This special bundle collects the CD reissues of Don Cherry's Universal Silence and his collaboration with Terry Riley in Duo:
Don Cherry "Universal Silence" (1972)
What can be said about Don Cherry that hasn’t been said? He was a musical bridge between countless cultures - a titan of the avant-garde and jazz - one of the great, visionary voices of 20th century music for whom there was, and remains, no equivalent. A giant. Like Miles, Ayler, Mingus, Bird, Dizzy, Trane, Ornette, and Pharaoh, the power of his voice carved such a deep path that, more than half a century after he first emerged on the scene, you can still fear the earth shake.
With this in hand, from the vaults of WDR Köln, we’re overjoyed to announce the official release on CD of Cherry’s Universal Silence suite in six parts, recorded live at the Philharmonie Berlin on November 3, 1972, backed the all-star line up of Dollar Brand on Piano and Vocals and Carlos Ward on Alto Sax and Vocals. Fully remastered from the original master tape master and issued by the new imprint, Lepo Glasbo, this is a truly rare event. Album releases don’t get more historically important that this!
Don Cherry shot from the gate - a musical prodigy who could bend his horn to any idea or force of will. Barely into his 20’s, he joined the seminal band which laid the foundation for free jazz, led by Ornette Coleman - through multiple line-ups, collaborating on the jazz titan’s first 9 LPs (and later returning for many more). In 1963 he ventured out on his own, working with Steve Lacy, Sonny Rollins, within the New York Contemporary 5 (Cherry, John Tchicai, Don Moore, J.C. Moses, and Archie Shepp), John Coltrane, Albert Ayler, and numerous others, until 1966, when he released his first LP as a leader, Complete Communion, for Blue Note - the first of an astounding body of work which would emerge over the decades, until his untimely passing in 1995.
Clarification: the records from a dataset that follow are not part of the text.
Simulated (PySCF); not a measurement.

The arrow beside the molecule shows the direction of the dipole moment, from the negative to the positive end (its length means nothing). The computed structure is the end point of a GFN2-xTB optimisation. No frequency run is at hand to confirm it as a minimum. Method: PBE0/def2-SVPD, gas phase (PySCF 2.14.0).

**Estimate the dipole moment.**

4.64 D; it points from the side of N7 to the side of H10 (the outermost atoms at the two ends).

Cherry’s work as a leader has numerous stages, but a great many of the high point fall within a surprisingly brief and prolific period which extends from the release of Mu - the first entry in the legendary Jazz Actuel series for BYG, in 1969, until Brown Rice in 1975. He was on fire - continuously creating visionary, often radically varied music which repeatedly changed the landscape of jazz. A rare entry from the period which gave us Eternal Rhythm, Orient, Organic Music Society, Relativity Suite, Eternal Now, and Blue Lake, now comes Universal Silence - a stunning piece of work extending across the album, recorded live in Berlin on November 3, 1972, and never officially released. It encounters Cherry playing in a short lived trio which lasted only an handful of dates - making the unique interplay established with legendary players, Dollar Brand and Carlos Ward, also captured on 1974’s The Third World Underground (recorded only 11 days later), that much more important and rare.
Cherry, Brand, and Ward would all continue to work together in different configurations and groups over the coming decades, but what emerges across Universal Silence is relatively unique - three tonal player, rushed with joy, without a rhythm section, filling in all the angles and beats themselves. Shifting from simple song, slow chant, to wild full on, hard blown frantic fire, this is free jazz like only Cherry, one of its true innovators, could unleash - tense as hell, yet remarkable natural and filled with ease. More than 45 years after it fell onto the tape, it’s an incredible thing to behold - like a wound up rubber band transformed into wind. What free improvising is all about.
This is definitely one of the most precious CDs released in the first half of 2020, and it's hard to express how excited we are about it. As essential as they come! Issued in a deluxe digipack edition with 12-page booklet beautiful gatefold cover, it offers 10 pieces of incredible music from this short lived super-group.
Don Cherry, Terry Riley "Duo" (1975)
Another incredible treasure from the vaults of Cologne radio, recorded in late February 1975. In this duo improvisation Terry Riley's organ intersections just define the geometry of the hyper-dimensional space where Don Cherry's outwordly trumpet lives. Mantric and evocative, we could go on and on listening to the very same track all day long, it could last forever...
In 1975, pioneering minimalist composer Terry Riley and jazz trumpet cosmonaut Don Cherry joined forces for a magnetic performance in Köln, Germany. But they also recorded these incredible radio sessions: Riley’s swirling organ, droning and clairvoyant, and prescient in its clarity, parades along with a triumphant Cherry, leaving behind trails of mystery and a sense of beauty in a larger, more universal form.
The opening piece, Descending Moonshine Dervishes, which lasts 32 minutes, is a transcendent moment of improvisational experimentation and spiritual jazz. As Cherry’s physical presence slowly liquifies, the lonesome foghorn blows into some kind of misty dawn. Then Sunrise of the Planetary Dream Collector follows the compositional model Riley had created earlier with his famous minimalist masterpiece In C from 1964.
If any music was to represent quantum void, Terry Riley's multi-layered organ patterns are definitely the most suitable candidate. They constitute a steady, everchanging background which is always and never the same at the same time, with epiphanic particles rising from the fluctuation and disappearing immediately after, just to reappear where you'd never have expected them to.
This meeting between Terry Riley’s amazing all-night-flight organ styles and Cherry’s devotional trumpet work, is a staggering document and another fascinating uncovering of a key moment in the secret history of holy minimalism.